Excel 2007 : Removing duplicates with a condition

**MattyNinja** · 03-19-2010, 01:56 PM

I have attached an example of my data set containing 12 of 143,000 rows

The real data is in Rows A though E, I have added a formula in row F to tell me how many boxes are filled in between B and E. (thanks to SHG)
I am trying to remove duplicate entries from this sheet, but when I use a simple remove duplicate function, excel 2007 just deletes all instances after the first.

I am looking for a conditional removal of duplicates, I want it to retain the higher value( column f )of the duplicates.

An example would be…
There are 2 “abgent” the first has just phone and fax, the second has phone, fax, and email; hence the values titled “rating” in column f

I would delete row 2 containing “abgent” where the data set is less complete

Rows 4 and 5 contain “abgent, inc.” which I do not want considered as a match for “abgent”

I would call what I am looking for a “removal of duplicates with condition”

Any help would be greatly appreciated!

**MattyNinja** · 03-19-2010, 01:57 PM

here is the attachment

RSpecianJr · 03-20-2010, 03:06 PM

Hey MattyNinja,

I have attached an adapted workbook with a macro in it that will go through and remove duplicates based on your criteria.

I didn't spend a lot of time on it so it could be improved a bit. For instance, I might add a way to combine data from two incomplete rows.
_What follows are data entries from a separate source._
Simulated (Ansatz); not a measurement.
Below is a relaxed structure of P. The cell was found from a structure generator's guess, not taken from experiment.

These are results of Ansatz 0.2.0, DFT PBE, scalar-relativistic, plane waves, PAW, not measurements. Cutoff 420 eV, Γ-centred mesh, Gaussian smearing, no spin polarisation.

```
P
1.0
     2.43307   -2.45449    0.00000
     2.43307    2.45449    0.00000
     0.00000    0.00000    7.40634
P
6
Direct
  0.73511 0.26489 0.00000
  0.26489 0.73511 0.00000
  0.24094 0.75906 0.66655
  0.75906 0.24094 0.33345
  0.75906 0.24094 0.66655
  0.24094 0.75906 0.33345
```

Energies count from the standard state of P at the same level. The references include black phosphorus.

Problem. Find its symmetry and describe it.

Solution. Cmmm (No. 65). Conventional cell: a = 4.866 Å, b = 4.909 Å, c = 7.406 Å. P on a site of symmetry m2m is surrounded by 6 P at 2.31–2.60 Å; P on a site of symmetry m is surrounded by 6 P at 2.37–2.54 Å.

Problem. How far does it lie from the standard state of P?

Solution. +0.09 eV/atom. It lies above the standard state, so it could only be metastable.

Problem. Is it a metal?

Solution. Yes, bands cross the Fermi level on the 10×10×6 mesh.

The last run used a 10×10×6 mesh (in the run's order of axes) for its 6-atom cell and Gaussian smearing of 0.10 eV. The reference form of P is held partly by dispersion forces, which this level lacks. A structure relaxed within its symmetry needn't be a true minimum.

i.e. in your example you have two "Abgent, Inc.". They both contain two pieces of information, but they aren't the same two pieces of information. One has Email Address and the other has a Fax Number. With the current macro, it would delete the first one, the one with the fax.

If you have any questions or if for some reason this doesn't work, let me know and I'll see what I can do.

Hope this helps,

Robert Specian Jr.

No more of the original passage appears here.